These were two very passionate and creative teachers who, even if they had to go it alone, were focused on seeing some changes. They were tired of their students facing, sometimes daily, negative reinforcement. They shared how their school uses a digital tool that flashes a giant red circle across the screen to indicate that the child has failed an assessment. They frustratingly brainstormed how to create ways to showcase what their students were doing well to counteract the struggles they faced with language acquisition and skill building.

They wanted to do something about the blank, white walls of the school. There were few, if any bulletin boards. The kids were measured mostly on their performance on assessments. Their opportunity to share and celebrate their other abilities, the ones that can’t be measured by an online assessment, were few and far between.

There are over twenty different languages being spoken at this particular school. There is a high refugee population, and many, if not all of the students, live in impoverished conditions. According to the National Association of School Psychologists, “These students bring their unique individual cultures and backgrounds while bearing some of the challenges and stresses of the refugee experience”. This is a school that housed many levels of trauma, and somehow, someone thought that blank white walls, stern rules, and flashing red dots were going to be effective methods of encouraging these children to succeed. The teachers I spent the weekend with disagreed.

Saturday started, as many think tank sessions do, with us just throwing a million ideas against the wall. There were laughs, stories, tears, outbursts. The emotional roller coaster had three large drops and five triple loops. You see, I was not there because I was from their school or even their state--I was serving as their Critical Friend. My role was to provide objective feedback, collaborate with them, ask tough questions, urge them to focus on an action plan that was realistic and viable. When our day started with breakfast and introductions, my teammates were friendly and excited. Heads held high, smiles on faces, they were ready to tackle the impossible. They knew it wouldn’t be easy, but they were ready.

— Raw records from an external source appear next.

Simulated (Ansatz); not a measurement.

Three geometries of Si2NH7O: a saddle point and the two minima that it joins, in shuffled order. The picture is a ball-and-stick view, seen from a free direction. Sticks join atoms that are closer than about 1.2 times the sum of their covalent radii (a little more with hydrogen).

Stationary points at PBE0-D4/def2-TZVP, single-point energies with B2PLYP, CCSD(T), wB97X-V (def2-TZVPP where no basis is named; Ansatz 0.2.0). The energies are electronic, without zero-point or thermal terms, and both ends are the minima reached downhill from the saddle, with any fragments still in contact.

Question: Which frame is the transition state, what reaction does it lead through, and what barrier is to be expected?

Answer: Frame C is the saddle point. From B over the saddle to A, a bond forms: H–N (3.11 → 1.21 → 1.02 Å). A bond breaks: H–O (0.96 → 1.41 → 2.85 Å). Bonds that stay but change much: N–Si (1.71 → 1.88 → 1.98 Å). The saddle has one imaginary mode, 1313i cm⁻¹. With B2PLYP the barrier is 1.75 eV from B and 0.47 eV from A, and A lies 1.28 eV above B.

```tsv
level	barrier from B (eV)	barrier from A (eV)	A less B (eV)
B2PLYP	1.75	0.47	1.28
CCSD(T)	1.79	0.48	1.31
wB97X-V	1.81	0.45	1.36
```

By lunchtime, shoulders were hunched, tears had been shed, and defeat was mounting. They may as well have had a giant red circle flashing before them. However, we still had a long ride until we would get off the roller coaster. Not only was there no action plan, they still needed to uncover the root of the issue that they were trying to solve. As much as they would have liked to pull the plug on the assessment software with the evil red dots, that wasn’t their decision to make. They needed to refocus and think of how they could return home with a way to change the culture of the school and the mindsets of the educators within.

It took a few hours, but finally it surfaced. They figured out what they could do to make a small, but meaningful shift in the existing culture that would ultimately give their students an environment that they could not only feel safe in but proud of. They needed to be the catalysts for shaping their school into a place of visible learning.

Easy enough, right? Not so much. Honestly, it probably would have been easier to change the assessment model than people’s ways of thinking. They knew it wouldn’t be easy, but they were ready.

A plan emerged thanks to the coaching, tools and support of Teach to Lead, Teach Plus, and ASCD, as well as those serving as critical friends and of course, the work of these dedicated educators. My new friends returned to their home state on Sunday, ready to introduce their plan to their school on Monday morning. Will it work? Maybe, maybe not, but I applaud them for taking the leap. They were not going to sit back any longer and watch students get caught in the cross-fire of negative culture and poor decision making. They came to San Jose to not only form a plan, but I believe, to sharpen their voices and find their inner advocates.

The kids at their school are lucky to have them and hopefully, the kids will begin to see their potential and embrace their ability to learn one decorated wall at a time. They have warriors on their side--teachers who are willing to sacrifice their time, money, and much more, to show them that they are smart, and capable, and loved. Just in case you forgot, that’s what great teachers do.